The Google Bigdaddy Blues

Empty whisky flaskThe Google Bigdaddy Blues (In G minor)

Well, woke up this mornin’
Page Rank was gone
Yeah, woke up this mornin’
My pretty lil’ Page Rank was gone
Well if you see my baby Page Rank
O’ please, won’t you drive it on home.

Trad. arr: Blind Lemon Brin.

(With humble apologies to any hardcore blues guys and gals reading this. :) )

Right. I’ve had countless discussions with colleagues and strangers in pubs alike about Google’s apparent determination to become a ubiquitous presence in our online lives. They (Google) sure have the avid attention of just about every web entrepreneur or code hack I know.
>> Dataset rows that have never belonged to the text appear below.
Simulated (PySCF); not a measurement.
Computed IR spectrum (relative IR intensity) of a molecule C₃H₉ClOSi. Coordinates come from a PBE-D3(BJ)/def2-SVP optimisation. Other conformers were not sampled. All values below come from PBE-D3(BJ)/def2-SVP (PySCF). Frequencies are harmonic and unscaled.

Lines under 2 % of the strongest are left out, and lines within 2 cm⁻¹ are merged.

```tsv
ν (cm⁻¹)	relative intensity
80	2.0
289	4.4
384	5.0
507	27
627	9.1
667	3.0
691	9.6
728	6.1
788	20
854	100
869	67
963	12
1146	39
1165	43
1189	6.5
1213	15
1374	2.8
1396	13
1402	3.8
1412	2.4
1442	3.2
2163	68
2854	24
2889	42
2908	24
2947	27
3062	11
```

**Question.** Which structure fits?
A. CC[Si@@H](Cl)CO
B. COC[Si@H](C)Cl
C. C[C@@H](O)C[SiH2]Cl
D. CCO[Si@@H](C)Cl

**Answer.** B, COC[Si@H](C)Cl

Google enjoys this privileged position largely thanks to:

  • it being the gatekeeper for an immense percentage of the immense amount of search activity carried out daily on the web;
  • the general dependence on Google by a great mass of site owners (yes like you and me) to attract qualified leads, enquiries and traffic to our e-commerce and advertising revenue-dependent web ventures;
  • naturally, the Adwords/Adsense advertising cash cow; and
  • the fact that the real white elephant in the corner is the immense value of the data to be mined and monetized by Google from its collection of years and years of search records, together with any associated data they’ve been able to subsequently capture, match and index. (Has any single advertiser ever held so much information/power, or been so well placed to capitalize on it into the future?)
  • All of these points are worth exploring, but it was the second that became most topical recently. If you didn’t already know, search engine optimization is a big industry and a deadly serious business to a great many web site owners and entrepreneurs, as you’ll see.

    We pick up the story on January 4, 2006 here on Matt Cutt’s blog. ‘Bigdaddy’ is revealed to be a new Google datacentre geared for a major update of the key Google search infrastructure and algorithm. In fact, Bigdaddy was/is intended to become the default source of Google web results. Witness Matt’s responses to these questions:

    Q: Do you expect this to become the default source of web results? How long will it take?
    A: Yes, I do expect Bigdaddy to become the default source of web results. The length of the transition will depend on lots of different issues. Right now I’m guessing 1-2 months, but if I find out more specifics I’ll let you know.

    Q: What’s new and different in Bigdaddy?
    A: It has some new infrastructure, not just better algorithms or different data. Most of the changes are under the hood, enough so that an average user might not even notice any difference in this iteration.

    OK. So Google proceeds to roll out Bigdaddy. Then the fun begins. It seems either some of those improvements under the hood do not play nice with quite a few of the search optimization techniques and principles applied assiduously out there over recent years to an ungodly number of web sites, or there’s a major shift underway in how pages will be ranked into the near future. Actually there most likely is, but that’s another story for another day.

    Fast forward to this thread over at webmasterworld.com. That gut-wrenching wailing and teeth-gnashing you can hear is coming from a great many unhappy web site owners who have placed maybe too many eggs in the Google basket. Take these comments excerpted from the thread referenced earlier - in some the desperation and angst is quite palpable:

    I’ve been frantically going over all the things i can do to explain to my boss what has been going on with google. Unfortunately we have not only lost several thousand pages from googles listing but also substantial numbers from MSN and Yahoo.

    Two weeks back we had 18000 total pages listed over google, yahoo, msn and alltheweb. Last week we dropped to just over 6000. Checking today we are at 5700.

    and

    Phah! 500,000 down to 44,300 right here! All turned supplemental after two years of good rankings. No I ain’t spam, no I ain’t scraper, no I ain’t MFA [Ed: means Made For Adsense] and no I ain’t an espotting affiliate …. even those are still ranking better than me! ….

    … unless Google has raised their unique content filter to “must have at least 90% unique content” I don’t have an explanation.

    Ouch. The take-home lesson is once again to build for your audience, not for the search engines. Which is not to say don’t optimize your sites for good rankings, but make sure you are catering properly for your human visitors first, not the bots and spiders.

    I know, that is much the harder type of optimization to do, but the alternative it seems is to risk being left high and dry when Google decide, as they will and probably must periodically, to change direction every once in a while.

    OK Blind Boy, bring it on home. One last time, with feeling …..

    Well if you see my baby Page Rank
    O’ please, won’t you drive it on home.